With a fun twist on the classic potato salad, this pesto potato salad is sure to liven up your next BBQ. A combination of homemade pesto, perfectly cooked potatoes, and a deliciously creamy (but not gluggy) dressing made with a mixture of mayo and heavy cream. Can be made ahead of time, so perfect for potlucks, picnics, and other gatherings where you are told to bring a salad.
Pesto Potato Salad
I love potato salad and used to look forward to family BBQs where we would get a big tub of the gluggy version from the grocery store to pair with a roast chook.
Homemade is always best they say, and honestly with the price of groceries lately, I reckon homemade might just work out a fair bit cheaper as well!
This homemade pesto potato salad can be made up to three days ahead of time and kept stored in an airtight container in the fridge.
- gluten-free (just be sure to check the ingredients on the brand of mayonnaise that you buy);
- meal prep friendly;
- easily transported;
- super versatile: meaning it can easily be made vegan, be made using store-bought pesto instead of homemade, and you can even choose to leave the skin on the potatoes depending on preferences.
Pesto Salad Dressing
To make a great pesto salad dressing you need to start with great pesto.
I make a classic basil pesto for this version, but if you have a favorite store-bought version feel free to use that instead.
Mix the pesto with mayonnaise and some heavy cream for a super creamy dressing that doesn't become thick and gluggy like a regular solely mayo-based dressing would.
TIP: to make the dressing a little on the lighter side I sometimes replace a couple of tablespoons of the mayonnaise with thick Greek yogurt. This will alter the flavor of the salad slightly, so if you don't like the tartness of Greek yogurt then maybe stick with the mayo version.
All of the ingredients for the pesto dressing will be added to the bowl of a food processor and processed until smooth and creamy.
If you feel as though the dressing is too thick, then simply loosen it up by adding a bit more olive oil, mayonnaise, or a spoonful of Greek yogurt.
How To Boil Potatoes For Potato Salad
Before cooking the potatoes, decide if you would like to keep their skin or not.
I like the texture of the skin and tend to leave it on, but that will also depend on the type of skin on the potato you are using.
If you do not enjoy the texture of the skin, then simply peel the potatoes before boiling them.
Next, chop the potatoes into chunks.
Do not cut them too small or they will take on too much water when boiling, and then they can crumble and turn to mush, which we do not want.
Time to cook.
Fill a large pot with cold, salted water and add the chopped potatoes.
Bring the whole thing to a boil and then reduce the heat to a simmer.
Allow the potatoes to simmer for about 10-15 minutes until fork tender and then remove from the heat and allow to cool completely before adding the dressing.
Do not overcook as the potatoes will become soft and fall apart when mixed with the pesto dressing.
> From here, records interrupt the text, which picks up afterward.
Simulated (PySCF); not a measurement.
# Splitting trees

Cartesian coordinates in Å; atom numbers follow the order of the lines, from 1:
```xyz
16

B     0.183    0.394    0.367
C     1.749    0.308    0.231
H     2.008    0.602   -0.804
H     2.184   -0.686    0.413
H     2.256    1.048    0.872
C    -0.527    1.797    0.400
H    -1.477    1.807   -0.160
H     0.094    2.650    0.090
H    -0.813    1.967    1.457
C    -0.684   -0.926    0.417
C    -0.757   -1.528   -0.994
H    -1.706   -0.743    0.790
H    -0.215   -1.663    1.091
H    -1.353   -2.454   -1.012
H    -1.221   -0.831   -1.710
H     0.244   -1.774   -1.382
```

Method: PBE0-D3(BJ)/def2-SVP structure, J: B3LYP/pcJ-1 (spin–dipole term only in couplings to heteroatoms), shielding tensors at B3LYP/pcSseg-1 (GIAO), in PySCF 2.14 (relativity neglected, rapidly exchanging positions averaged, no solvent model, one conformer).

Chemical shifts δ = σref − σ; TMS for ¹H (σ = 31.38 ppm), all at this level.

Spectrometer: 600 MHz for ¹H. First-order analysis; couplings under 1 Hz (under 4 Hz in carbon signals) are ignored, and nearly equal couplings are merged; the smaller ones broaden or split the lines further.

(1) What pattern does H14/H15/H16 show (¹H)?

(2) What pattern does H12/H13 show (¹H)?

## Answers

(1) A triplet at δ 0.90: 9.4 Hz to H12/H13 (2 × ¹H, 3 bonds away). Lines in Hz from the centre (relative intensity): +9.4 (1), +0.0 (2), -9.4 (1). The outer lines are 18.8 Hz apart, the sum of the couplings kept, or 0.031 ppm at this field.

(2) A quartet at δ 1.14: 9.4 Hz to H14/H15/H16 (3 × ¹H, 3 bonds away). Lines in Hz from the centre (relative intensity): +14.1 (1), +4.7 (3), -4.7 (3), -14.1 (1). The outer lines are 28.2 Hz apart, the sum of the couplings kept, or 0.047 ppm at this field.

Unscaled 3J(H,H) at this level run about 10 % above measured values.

TIP: another way to cook the potatoes is to cook them whole. You will need to add more time as they take longer to cook this way, but you will not have to peel the potatoes and once they cool the skin should slide off easily.
Leftover pesto potato salad should be stored in an airtight container in the fridge for up to 3 days.
Potato salad does not freeze well as the dressing can split and become unappetizing.
If you are serving this at a picnic or potluck etc, be sure to keep it in the fridge until right before serving, and do not allow it to sit in direct sunlight for a long time as the dressing will not hold up to the heat.
Pesto potato salad pairs well with so many other picnic food favorites.
My favorite way to serve it is with fresh bread rolls, rotisserie chicken, and a simple side salad.
Other options that would go well include:
- Rotisserie-Style Chicken in the Oven
- Lightened Up Creamy Pasta Salad
- Super Simple Avocado and White Bean Salad Recipe
- Zucchini Tomato and Feta Frittata.
It would also work well as a main meal served with some grilled chicken breasts or salmon.
Homemade Pesto To Use In This Pesto Potato Salad
You know we love a good homemade pesto in the Whole Food Bellies house, they are the perfect vehicle for using up a bumper crop from the garden.
Why not try one of these homemade pestos next?
- Carrot Top Pesto
- Fragrant Fennel Fronds Pesto
- Fresh Oregano Pesto
- Quick Kale Walnut Pesto with Sunflower Seeds
Of course, be mindful that using a different flavor or pesto will change the flavor of the overall dish.
Frequently Asked Questions
Leftover salad should be stored in an appropriate airtight container in the fridge for up to 3 days.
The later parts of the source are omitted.